The unidentified driver in our case wasn't Mr. Ward's employer or a co-employee, so the driver had no immunity under the workers' compensation statute. In the absence of immunity, the workers' compensation statute didn't affect the driver's liability to Mr. Ward.

Though the driver was a third party, Acuity insists that it "derives" immunity from the employer as the entity that had purchased the policy. Appellee's Resp. Br. at 12. This argument lacks support. Acuity and the employer entered into an insurance contract; they're not alter egos. See, e.g., Phila. Indem. Ins. Co. v. Morris, 990 S.W.2d 621, 625 (Ky. 1999) (rejecting an uninsured motorist carrier's argument that it was synonymous with the employer for purposes of liability under the workers' compensation statute because payment wouldn't affect the employer's "legal liability").

Acuity points to language in the statutes and the policy, which forbid an employee from recovering under the employer's policy for injuries caused by the employer or a co-employee. But here, Mr. Ward is alleging a tort by a third party rather than the employer or a co-employee.

This distinction matters. Under Colorado's workers' compensation statute, the employer and co-employees enjoy immunity from tort liability. See Ryser v. Shelter Mut. Ins. Co., 480 P.3d 1286, 1291 (Colo. 2021). So an employer or co-employee wouldn' t incur any obligation to pay damages to Mr. Ward. Here, though, Mr. Ward isn't alleging liability on the part of the employer or a co-employee; Mr. Ward is instead alleging liability against a third party. And Colorado's workers' compensation statute allows employees to recover from third parties. Colo. Rev. Stat. § 8-41-203(a)(1).

This statute provides:

If an employee entitled to compensation under [the Workers' Compensation Act] is injured or killed by the negligence or wrong of another not in the same employ, such injured employee . . . may take compensation under said articles and may also pursue a remedy against the other person to recover any damages in excess of the compensation available under said articles.
Colo. Rev. Stat. § 8-41-203(a)(1). Acuity acknowledges that "[the Workers' Compensation Act] does not preclude an injured employee from seeking [uninsured and underinsured] benefits from a third-party tortfeasor." Appellee's Resp. Br. at 1.

"[T]he exclusivity of remedy provision found in the Workers' Compensation Act does not apply to the world at large." Frazier v. St. Paul Ins. Co., 880 So.2d 406, 409 (Ala. 2003). So when the tortfeasor is a third party, courts elsewhere often recognize employees' rights to recover under their employers' policies for uninsured motorist benefits.
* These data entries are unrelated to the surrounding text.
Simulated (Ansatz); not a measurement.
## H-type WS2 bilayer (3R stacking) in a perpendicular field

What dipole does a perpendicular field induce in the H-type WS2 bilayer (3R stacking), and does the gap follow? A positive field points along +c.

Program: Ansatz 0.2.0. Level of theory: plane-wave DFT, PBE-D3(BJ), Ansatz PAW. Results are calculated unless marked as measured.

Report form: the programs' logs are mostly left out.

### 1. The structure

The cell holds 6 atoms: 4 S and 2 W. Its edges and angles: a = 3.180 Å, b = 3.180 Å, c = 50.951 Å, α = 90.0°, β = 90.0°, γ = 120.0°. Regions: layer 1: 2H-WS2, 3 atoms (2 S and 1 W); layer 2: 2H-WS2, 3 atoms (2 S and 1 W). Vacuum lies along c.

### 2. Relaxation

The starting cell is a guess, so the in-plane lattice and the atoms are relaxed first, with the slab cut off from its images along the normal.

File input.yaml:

See Frazier v. St. Paul Ins. Co., 880 So.2d 406, 410 (Ala. 2003) (concluding that an employee could recover uninsured motorist benefits under the employer's policy, despite the exclusivity of workers' compensation benefits, when the tortfeasor was a third party); Stemple v. Md. Cas. Co., 144 P.3d 1273, 1278-79 (Kan. 2006) ("The exclusivity provision of [Kansas's workers' compensation statute] does not bar an injured worker's recovery against the employer's insurance company for underinsurance coverage when he or she has already received workers' compensation benefits from the employer."); Phila. Indem. Ins. Co. v. Morris, 990 S.W.2d 621, 624-25 (Ky. 1999) (concluding that an employee could obtain under-insured motorist benefits under the employer's insurance policy because the tortfeasor was a third party); Gardner v. Erie Ins. Co., 722 A.2d 1041, 1041, 1046-47 (Pa. 1999) (concluding that the statutory immunity for co-employees doesn't bar recovery under an employee's policy for uninsured motorist benefits because the tortfeasor was a third party); Nat'l Farmers Union Prop. & Cas. Co. v. Bang, 516 N.W.2d 313, 317-18 (S.D. 1994) (concluding that the exclusivity of workers' compensation doesn't prevent an employee from recovering uninsured motorist benefits when the tortfeasor was a third party); Lieber v. ITT Hartford Ins. Ctr., Inc., 15 P.3d 1030, 1035 (Utah 2000) (concluding that an employee could recover under his employer's insurance policy for uninsured motorist benefits, despite the exclusivity of workers' compensation benefits from the employer, when the uninsured driver was a third party); Henry v. Benyo, 506 S.E.2d 615, 621 (W.Va. 1998) (concluding that an employee was entitled to uninsured motorist benefits based on a legal entitlement to recover damages from a third-party tortfeasor); see also 9 Steven Plitt, et al., Couch on Insurance § 123:19 (3d ed. supp. 2022) (stating that "an employee injured in the course and scope of employment may exercise their rights under the employer's [uninsured motorist] coverage if the injury was inflicted by someone other than a fellow employee").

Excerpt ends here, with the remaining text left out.